|
Introduction
The current S/390* microprocessor design points from Boeblingen
and Poughkeepsie are microcode/millicode-based implementations of the
S/390 architecture using level-sensitive scan design (LSSD) design
rules. The microcode/millicode is resident either in read-only storage
(ROS) or in random-access memory (RAM) in the central processing unit
(CP). The microcode/millicode routines, which are very timing-critical,
are permanently stored in the ROS part of the CP, but to make the
system operational, significant portions of that code must be loaded
after power-on into the RAM. This
"bring-up"procedure also includes loading of
the I/390 (maintenance and I/O) code
[1(a)] as well as resetting and
initializing the storage elements in the system. These tasks are
accomplished by a service processor connected to the S/390 system.

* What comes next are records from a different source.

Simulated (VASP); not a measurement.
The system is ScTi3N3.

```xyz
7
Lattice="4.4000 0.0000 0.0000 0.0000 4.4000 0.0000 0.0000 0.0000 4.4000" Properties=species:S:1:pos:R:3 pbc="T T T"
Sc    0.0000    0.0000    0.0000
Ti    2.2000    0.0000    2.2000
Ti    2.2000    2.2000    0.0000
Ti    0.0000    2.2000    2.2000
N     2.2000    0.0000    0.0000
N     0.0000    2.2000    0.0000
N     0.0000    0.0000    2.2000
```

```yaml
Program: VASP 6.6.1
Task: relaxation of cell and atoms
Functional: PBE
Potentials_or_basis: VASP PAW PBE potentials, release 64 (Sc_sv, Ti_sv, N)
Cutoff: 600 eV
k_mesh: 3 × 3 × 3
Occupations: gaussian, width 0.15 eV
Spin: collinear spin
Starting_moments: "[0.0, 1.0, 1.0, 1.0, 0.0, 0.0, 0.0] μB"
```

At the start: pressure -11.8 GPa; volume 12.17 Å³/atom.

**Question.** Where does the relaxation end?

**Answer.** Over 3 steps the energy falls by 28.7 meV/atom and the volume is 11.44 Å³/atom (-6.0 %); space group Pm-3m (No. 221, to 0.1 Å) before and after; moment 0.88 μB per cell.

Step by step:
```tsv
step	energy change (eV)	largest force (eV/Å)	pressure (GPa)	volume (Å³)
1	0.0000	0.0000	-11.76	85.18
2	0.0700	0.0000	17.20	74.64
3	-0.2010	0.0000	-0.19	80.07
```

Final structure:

Typically the service processor is a Thinkpad running OS/2* and the
service element code (SE code); see
Figure 1. The dataflow between the
service element and the S/390 system is issued from the SE code via the
parallel port of the Thinkpad. It interfaces by means of a universal
power controller card (UPC) with the central clock-generation chip
(CGC). The run-control portion of the central clock-generation chip
comprises the hardware center of control for the S/390 processor
complex. The connection between the universal power controller card and
the clock-generation chip is an asynchronous five-wire serial
interface. To achieve a fast hardware bring-up time
[1(b)], these
components must be verified by simulation before first power-on. This
has been done successfully for the last four S/390 CMOS processor
complexes. The setup described in this paper was developed in
Boeblingen for CMOS-based S/390 systems in 1991, and has been used most
recently by IBM Poughkeepsie for the S/390 Parallel Enterprise Server
Generation 4.
Figure 1
Verification strategy
The verification strategy is based on a two-step approach and is
quite different from the CP verification methodology. There is no test
strategy with random test-case generators. All tests are deterministic,
with a well-known scope of functions being verified.
Run-control simulation
In the first step, the run-control logic is verified on a
bit-level basis using a simplified representation of the UPC card as a
high-level model (HIMO) [1(c)]. The
bit-level verification uses a
language developed especially for verification of S/390 run-control
logic. The syntax elements of this language are as follows: shift data
into the S/390 processor; compare shift data; set and test facilities
and conditional branches. To allow quick changes in any test case
without spending compile time, this test language is interpreted by a
program called IRESA (interpreter for run-control, error simulation,
and array built-in self-test). It allows the simulation of all
run-control functions because self-test is performed for all chips as
well as for the start/stop clock, scan-ring shifting, the serial link,
single-cycle microinstruction step generation, and X-reg communication.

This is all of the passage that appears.